Joint Viewpoint and Keypoint Estimation with Real and Synthetic Data
This work addresses the time-consuming annotation of object keypoints for computer vision applications, offering an incremental improvement by combining tasks and using synthetic data.
The paper tackles the problem of jointly estimating object viewpoints and keypoints by proposing a convolutional neural network that leverages their correlation to improve accuracy for both tasks, and it introduces a synthetic dataset to address annotation challenges, with experiments showing it outperforms independent training methods.
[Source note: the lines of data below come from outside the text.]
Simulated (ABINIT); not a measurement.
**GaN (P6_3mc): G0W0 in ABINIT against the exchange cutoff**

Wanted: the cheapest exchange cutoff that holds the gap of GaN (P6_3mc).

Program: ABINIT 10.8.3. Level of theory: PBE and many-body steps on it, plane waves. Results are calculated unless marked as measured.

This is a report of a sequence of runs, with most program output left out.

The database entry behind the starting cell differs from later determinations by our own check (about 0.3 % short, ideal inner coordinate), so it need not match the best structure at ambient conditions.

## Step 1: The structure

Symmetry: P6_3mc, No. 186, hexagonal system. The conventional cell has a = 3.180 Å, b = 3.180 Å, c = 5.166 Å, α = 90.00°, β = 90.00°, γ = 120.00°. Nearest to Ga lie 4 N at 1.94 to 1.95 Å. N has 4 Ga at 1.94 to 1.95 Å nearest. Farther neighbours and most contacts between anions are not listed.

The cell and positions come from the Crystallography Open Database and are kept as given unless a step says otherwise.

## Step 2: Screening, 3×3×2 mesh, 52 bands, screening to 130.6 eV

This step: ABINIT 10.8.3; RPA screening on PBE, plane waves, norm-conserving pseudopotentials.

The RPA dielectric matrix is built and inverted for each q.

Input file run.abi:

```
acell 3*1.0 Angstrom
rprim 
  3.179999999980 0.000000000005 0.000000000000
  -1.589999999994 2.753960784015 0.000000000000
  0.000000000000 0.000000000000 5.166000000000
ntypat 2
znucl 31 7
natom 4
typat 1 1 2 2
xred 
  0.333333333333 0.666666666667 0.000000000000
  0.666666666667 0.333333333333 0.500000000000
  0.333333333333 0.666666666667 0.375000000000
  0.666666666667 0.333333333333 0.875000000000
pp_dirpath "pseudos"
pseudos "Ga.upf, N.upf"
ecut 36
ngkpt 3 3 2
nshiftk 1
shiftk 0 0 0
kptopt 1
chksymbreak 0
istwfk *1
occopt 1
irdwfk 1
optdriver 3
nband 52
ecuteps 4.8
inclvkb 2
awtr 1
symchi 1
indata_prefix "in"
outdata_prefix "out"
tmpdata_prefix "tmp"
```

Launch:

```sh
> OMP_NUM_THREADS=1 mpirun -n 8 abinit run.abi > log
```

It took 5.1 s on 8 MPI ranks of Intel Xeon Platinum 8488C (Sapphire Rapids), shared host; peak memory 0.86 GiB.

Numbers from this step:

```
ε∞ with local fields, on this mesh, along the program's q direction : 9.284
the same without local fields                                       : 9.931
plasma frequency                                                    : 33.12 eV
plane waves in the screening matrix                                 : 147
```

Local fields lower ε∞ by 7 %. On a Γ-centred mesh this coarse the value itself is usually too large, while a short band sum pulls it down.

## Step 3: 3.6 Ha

The estimation of viewpoints and keypoints effectively enhance object detection methods by extracting valuable traits of the object instances. While the output of both processes differ, i.e., angles vs. list of characteristic points, they indeed share the same focus on how the object is placed in the scene, inducing that there is a certain level of correlation between them. Therefore, we propose a convolutional neural network that jointly computes the viewpoint and keypoints for different object categories. By training both tasks together, each task improves the accuracy of the other. Since the labelling of object keypoints is very time consuming for human annotators, we also introduce a new synthetic dataset with automatically generated viewpoint and keypoints annotations. Our proposed network can also be trained on datasets that contain viewpoint and keypoints annotations or only one of them. The experiments show that the proposed approach successfully exploits this implicit correlation between the tasks and outperforms previous techniques that are trained independently.